A second criticism of the Corbin and Nasr approach is that it seems to essentialize the spiritual nature of Persia and to privilege esoteric Shiʿism. This has had an effect on subsequent studies both of Shiʿism and of the intellectual history of Persia. Corbin himself signalled the culmination of the School of Isfahan in the spiritual heterodoxy of the Šayḵi school (Corbin, 1971-72, IV, pp. 205-300). It is thus not surprising that both Mangol Bayat and James Morris have read the oppositional, spiritual dissent of the School of Isfahan as conveying a legacy that filtered through to Bahaʾism and a plethora of spiritual heterodoxies of the present. The spiritual continuity of Persian Islam was thus seen as being radical and oppositional. The Iranian revolution and the political and juridical face of Shiʿism poses a serious challenge, especially when in the form of an individual like Ayatollah Khomeini one encounters a deep affinity to the thought of the School of Isfahan with a radical political agenda that was completely ignored by Corbin and Nasr.

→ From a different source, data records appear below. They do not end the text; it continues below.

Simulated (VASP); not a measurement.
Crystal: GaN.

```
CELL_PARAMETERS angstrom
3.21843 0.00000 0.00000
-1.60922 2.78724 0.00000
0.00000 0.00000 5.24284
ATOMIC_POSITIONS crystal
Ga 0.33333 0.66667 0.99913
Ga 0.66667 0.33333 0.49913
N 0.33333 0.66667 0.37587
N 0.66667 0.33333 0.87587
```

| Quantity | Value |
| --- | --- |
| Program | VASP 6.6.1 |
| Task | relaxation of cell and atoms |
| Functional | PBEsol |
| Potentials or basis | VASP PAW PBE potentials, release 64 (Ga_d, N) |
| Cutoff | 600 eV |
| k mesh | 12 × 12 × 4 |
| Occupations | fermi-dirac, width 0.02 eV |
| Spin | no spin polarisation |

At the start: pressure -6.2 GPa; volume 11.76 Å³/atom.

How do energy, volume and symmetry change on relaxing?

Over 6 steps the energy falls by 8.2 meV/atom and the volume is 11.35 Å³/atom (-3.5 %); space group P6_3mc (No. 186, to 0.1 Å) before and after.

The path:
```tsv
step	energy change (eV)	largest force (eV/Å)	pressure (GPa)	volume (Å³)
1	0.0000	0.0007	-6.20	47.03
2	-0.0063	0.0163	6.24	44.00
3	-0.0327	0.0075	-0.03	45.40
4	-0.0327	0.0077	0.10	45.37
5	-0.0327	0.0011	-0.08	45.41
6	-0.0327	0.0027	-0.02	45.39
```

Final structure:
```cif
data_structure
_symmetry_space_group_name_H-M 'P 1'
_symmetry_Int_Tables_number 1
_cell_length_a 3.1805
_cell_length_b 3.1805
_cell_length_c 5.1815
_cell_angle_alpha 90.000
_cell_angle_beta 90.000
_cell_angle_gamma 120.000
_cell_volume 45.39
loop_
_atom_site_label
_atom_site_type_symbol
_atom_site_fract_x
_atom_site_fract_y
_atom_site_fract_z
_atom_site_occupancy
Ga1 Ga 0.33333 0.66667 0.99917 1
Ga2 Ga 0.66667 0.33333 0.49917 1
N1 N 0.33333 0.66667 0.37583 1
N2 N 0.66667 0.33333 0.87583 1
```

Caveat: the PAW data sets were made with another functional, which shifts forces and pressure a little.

A third criticism relates to the intellectual historiography of the Safavid period. The School of Isfahan paradigm suggests a tension and conflict between the practitioners of law and the spiritual and intellectual elite. It seems to mark a fissure between eros and nomos. Perhaps the most extreme case of a follower developing this idea is the work of Leonard Lewisohn, who posits an inevitable and essential clash between the law and spiritual and intellectual speculation. Sufism was an integral part of the School of Isfahan and led to its condemnation by anti-Sufi polemicists such as Mollā Moḥammad-Ṭāher Qomi. The clash between these two parties is often noted and cited by specialists of Safavid religious and cultural history. It is worth noting, however, that most of the members of the School of Isfahan were jurists as well, and were appointed to official positions in the hierocracy. The vagaries of shifting patterns of patronage in different reigns as well as the instability of factional politics probably accounts for more than an essential conflict between the “orthodox” jurists and the “heterodox” Sufis and philosophers. Andrew Newman in particular has lamented this problem in the historiography of Safavid Persia that pits “intolerant, orthodox clerics” against the scholars of the reign of Shah ʿAbbās I, who were primarily interested in philosophy and mysticism (Newman, 1986, pp. 165-66). As a corrective, Newman considers the career of Shaikh Bahāʾ-al-Din ʿĀmeli as an engaged political agent and foremost jurist. It is worth noticing, however, that Newman’s corrective is more effective against those who have understood Nasr and Corbin as advocating such a split. Nasr in particular has stressed the importance of the thinkers of the School at court, their association with royalty, and their status as major jurists and upholders of the law (šariʿa).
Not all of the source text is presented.